Strangling the Web – Freedom of the Press in Germany endangered?



Two weeks ago, German state prosecution initiated an accusation probe against the blog Netzpolitik.org. Its main bloggers and founder Markus Beckedahl and André Meister were accused for treason after having published classified documents on the notorious NSA observation scandal which got to them through a still unknown leak. The federal state prosecutor Harald Range justified the accusation with the argument that “internal and classified papers should not become public”.

In a statement after the accusation has been submitted, Beckedahl pointed out that this was an “intimidation attempt” by the constitutional prosecution, though the NSA documents had already been posted in January this year. The reactions in German media were, almost unanimously, supportive for the bloggers – from mainstream media and even from policy makers.

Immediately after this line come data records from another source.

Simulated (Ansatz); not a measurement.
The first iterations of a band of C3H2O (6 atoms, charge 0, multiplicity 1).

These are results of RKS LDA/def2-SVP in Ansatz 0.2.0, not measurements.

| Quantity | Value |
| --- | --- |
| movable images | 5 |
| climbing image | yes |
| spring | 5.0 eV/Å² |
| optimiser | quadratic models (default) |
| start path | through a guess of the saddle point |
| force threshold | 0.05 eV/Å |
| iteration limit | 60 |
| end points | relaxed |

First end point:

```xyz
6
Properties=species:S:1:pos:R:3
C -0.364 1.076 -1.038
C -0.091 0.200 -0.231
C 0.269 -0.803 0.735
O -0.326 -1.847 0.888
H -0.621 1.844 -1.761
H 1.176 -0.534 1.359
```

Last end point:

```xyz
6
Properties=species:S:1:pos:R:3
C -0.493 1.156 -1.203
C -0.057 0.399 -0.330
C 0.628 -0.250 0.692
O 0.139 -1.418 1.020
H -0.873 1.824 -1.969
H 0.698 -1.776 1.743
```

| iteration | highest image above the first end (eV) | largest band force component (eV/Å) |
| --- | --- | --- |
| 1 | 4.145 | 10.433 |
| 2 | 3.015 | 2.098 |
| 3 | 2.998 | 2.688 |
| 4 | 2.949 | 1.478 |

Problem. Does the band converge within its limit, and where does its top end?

The power of media challenged
It is very rare that media in post war Germany have to face state intervention, and if there is any intervention whatsoever – no matter how insignificant – media, and specifically social media reacts almost instantly. Today’s resistance against the prosecution is not the first time that the German public resist against a government attempt to influence media, the first most prominent case in post-war Germany actually occurred in October 1962. Back then, the editor in chief of the weekly Spiegel magazine, Rudolf Augstein, and editors darunter Conrad Ahlers, Claus Jacobi und Johannes K. Engel were arrested for treason, after having published a critical article about the non-readiness of defence forces in Germany. The reactions were massive, mass demonstrations in favour of the editorsoccured all over Germany fearing that West Germany would choose a path of restricting freedom of the press – the dark shadows of the Third Reich were still very present in the minds of the people. The German government quickly gave in and released the editors and the Spiegel magazine ever since is pretty much “untouchable”, even today – marking a benchmark for free journalism in Germany. The case, however, was not closed until May 1965.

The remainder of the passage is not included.